Total Film

BETTER TOGETHER

SURVIVAL CONSULTANT, EXPEDITION LEADER AND PRODUCER MEGAN HINE ON WHETHER TWO HEADS ARE BETTER THAN ONE IN AN EXTREME SITUATION…

- AS TOLD TO MATT MAYTUM

It totally depends on who you’re stranded with, for a start.

There’s a whole different mix of things. It totally depends on who that person is, and what their skills are like, and what their psychologi­cal state is like. Because in theory, we’re social animals. We function better with other people. It’s how we’re programmed.

If you’re stranded with somebody who isn’t going to pull their weight

or gives up – emotions can be quite contagious. If you’re with somebody who’s super-negative, it’s really hard. We know that from everyday life, so you wouldn’t particular­ly want to be in a survival situation with somebody like that.

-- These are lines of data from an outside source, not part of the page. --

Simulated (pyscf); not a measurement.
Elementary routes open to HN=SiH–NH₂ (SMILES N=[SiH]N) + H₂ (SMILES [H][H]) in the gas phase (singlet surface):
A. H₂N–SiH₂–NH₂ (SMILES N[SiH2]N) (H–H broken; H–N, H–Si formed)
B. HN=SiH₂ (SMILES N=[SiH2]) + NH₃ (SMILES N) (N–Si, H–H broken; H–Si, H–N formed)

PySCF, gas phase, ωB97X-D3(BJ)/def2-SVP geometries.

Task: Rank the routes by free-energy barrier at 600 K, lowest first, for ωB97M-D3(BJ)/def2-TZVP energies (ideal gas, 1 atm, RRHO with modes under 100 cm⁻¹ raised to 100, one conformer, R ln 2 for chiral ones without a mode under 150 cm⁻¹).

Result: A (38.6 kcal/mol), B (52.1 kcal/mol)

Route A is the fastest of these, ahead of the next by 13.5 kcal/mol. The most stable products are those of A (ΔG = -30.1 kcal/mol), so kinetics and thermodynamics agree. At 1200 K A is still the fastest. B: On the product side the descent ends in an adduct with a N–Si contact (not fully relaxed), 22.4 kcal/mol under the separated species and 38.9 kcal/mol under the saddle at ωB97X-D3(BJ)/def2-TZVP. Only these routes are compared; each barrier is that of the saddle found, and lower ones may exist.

In theory, it boosts your chance of survival actually having someone else there,

because you help to keep each other going. It’s a morale booster. It helps bolster your decision-making: it’s always easier when there’s somebody else to bounce your ideas off. With Romancing

The Stone and Indiana Jones, I guess there was that romantic side as well where they maybe distracted each other from the situation. So that’s a positive.

I also find that helping someone else gives you purpose,

and it distracts me from my own suffering as well. I know I’m going to be hungry. I know I’m going to be tired. I know I’m going to be aching. But having somebody else there to focus on, and to be able to look after, actually distracts me from my own feelings. It allows me to focus much more.

It’s very easy in those situations to become quite co-dependent.

Once you start becoming co-dependent, there’s often an imbalance, and kind of a push/pull between two people. And in a survival situation, that can put a huge amount more stress and pressure [on], as it does in everyday life as well. In any survival situation, what you’re trying to do is stay out of the lizard brain – that fight-flight-freeze response – and stay in the much more rational and human part of the brain where logic and decision-making can happen. So anything to be able to do that is really important.

We always glamorise survival

in the TV shows that I make and often in these Hollywood movies. We make it look romantic. But the reality is, when you’re in a survival scenario, you’re going to do whatever it takes to survive. If you’re put in a pair – male, female – if you’re thinking about it in that way, if there’s an imbalance, if you’re the weaker member, or it’s potentiall­y forming or creating some sort of sexual dynamic between you, or it keeps the other person looking after you, or it keeps you together… that does happen.

Each environmen­t has its own challenges.

In a really cold environmen­t, having somebody else there where you can share body heat, is a real bonus. In environmen­ts like jungles, there may be predators. It’s good to have a second person there. You can keep watch and stop at nights.

The most annoying film cliché is the obvious one:

how the woman is often portrayed as the weaker member of the team. I’ve been very fortunate to be able to put people into these quite real survival situations, and it’s actually women that often do much better than men. If you look at how our ancestors would have lived, and if you look at a lot of native people, the men really hunt for game. They’re typically – not all tribes, but typically – they were then the warriors as well. So they were conserving energy for those kind of high-energy output activities. Whereas the women were going around, foraging, and hunting for smaller game, and patching up the shelters, and raising the children. And that’s where this whole multitaski­ng thing comes from.

It’s all down to the mental side of things.

A lot of it is psychologi­cal. Having survival or bushcraft knowledge obviously gives you an edge, but if your mindset isn’t there, it doesn’t matter, because potentiall­y you’re just going to give up. It’s a fascinatin­g topic because it’s so complex, and it all comes down to the psychology of it all, which is rarely touched upon in these films.